Karla Mendes

2023 RAINFOREST INVESTIGATIONS FELLOW (BRAZIL)

Karla Mendes is an award-winning Brazilian journalist working as a Rio de Janeiro-based investigative and feature reporter for Mongabay.

She has been working as a correspondent for international outlets since 2015, and since 2017, she has specialized in covering environmental and land issues. She worked as a land and property rights correspondent for the Thomson Reuters Foundation from August 2017 to December 2018. She joined Mongabay in July 2019 as contributing editor.

Throughout her career, Mendes has won several national and international awards. In February 2023, she was a winner of the SEAL Journalism Environmental Award with distinction for her “powerful work covering the continued encroachment of global corporations into Indigenous Amazon lands.”

In July 2022,  she won second place in the Society of Environmental Journalists Awards for outstanding investigative reporting for an 18-month investigation that unveiled how “sustainable” palm oil triggered deforestation and water contamination in Brazil’s Amazon, affecting Indigenous people and traditional communities. Published in both English and Portuguese, the investigation is being used as evidence to hold palm oil companies accountable for water contamination. In April 2022, the investigation won third place in the Fetisov Journalism Awards in the Excellence in Environmental Journalism category.

In December 2021, Mendes won first place in the Geneton Moraes Neto Journalism Awards for the article "Farmers Are Paid To ‘Produce’ Water in the Fight Against Scarcity," published in 2018 by the Thomson Reuters Foundation and Reuters Brazil.

In October 2021, the documentary film This Place Is Also Mine: Brazil’s Indigenous on Prejudice in the City, directed by Mendes, received the Jackson Wild Special Jury Recognition. The documentary is part of a series of eight data-driven stories she coordinated with support from the Pulitzer Center. The presentation text of the series is being used in a book for high schools.

In 2020, Mendes won the top award in the Outstanding Explanatory Reporting category in the Society of Environmental Journalists' Awards. She won for a project with Max Baring, published by Thomson Reuters Foundation about Maranhão's Guardians of the Forest. The documentary was honored in the Tulum WE Film Festival in July 2022 and by the Colorado Environmental Film Festival in 2020. It received an honorable mention at the Naples Human Rights Film Festival in 2019.

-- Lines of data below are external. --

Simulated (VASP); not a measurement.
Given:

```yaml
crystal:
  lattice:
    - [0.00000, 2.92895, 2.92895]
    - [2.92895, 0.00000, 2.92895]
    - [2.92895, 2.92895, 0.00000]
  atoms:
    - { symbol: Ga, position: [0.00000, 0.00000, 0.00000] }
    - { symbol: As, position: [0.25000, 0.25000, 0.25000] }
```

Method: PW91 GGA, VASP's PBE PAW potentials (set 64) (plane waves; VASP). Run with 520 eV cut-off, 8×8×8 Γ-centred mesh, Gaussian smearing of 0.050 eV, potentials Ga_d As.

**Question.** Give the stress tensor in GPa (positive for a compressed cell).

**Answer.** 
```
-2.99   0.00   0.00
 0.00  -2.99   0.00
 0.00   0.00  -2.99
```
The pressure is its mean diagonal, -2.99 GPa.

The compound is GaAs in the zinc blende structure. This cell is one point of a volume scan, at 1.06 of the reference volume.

Prior to that, she was a business reporter for 14 years in Rio, Madrid, Brasília, and Belo Horizonte, including with newspapers O Globo, O Estado de S. Paulo, Expansión, and news agency S&P Global Market Intelligence. During that period, she won several top Brazilian business journalism awards as part of reporting teams and three top journalism awards individually with a series of investigative stories about Pirates in the Amazon, which uncovered high incidence of theft of diesel oil on ferries transporting cargo on the Brazilian Amazon rivers.

Mendes has a master's degree in investigative and data journalism from the University of King's College, Canada, and an MBA in finance from São Paulo's Fundação Instituto de Administração. She is fluent in English, Spanish, and Portuguese.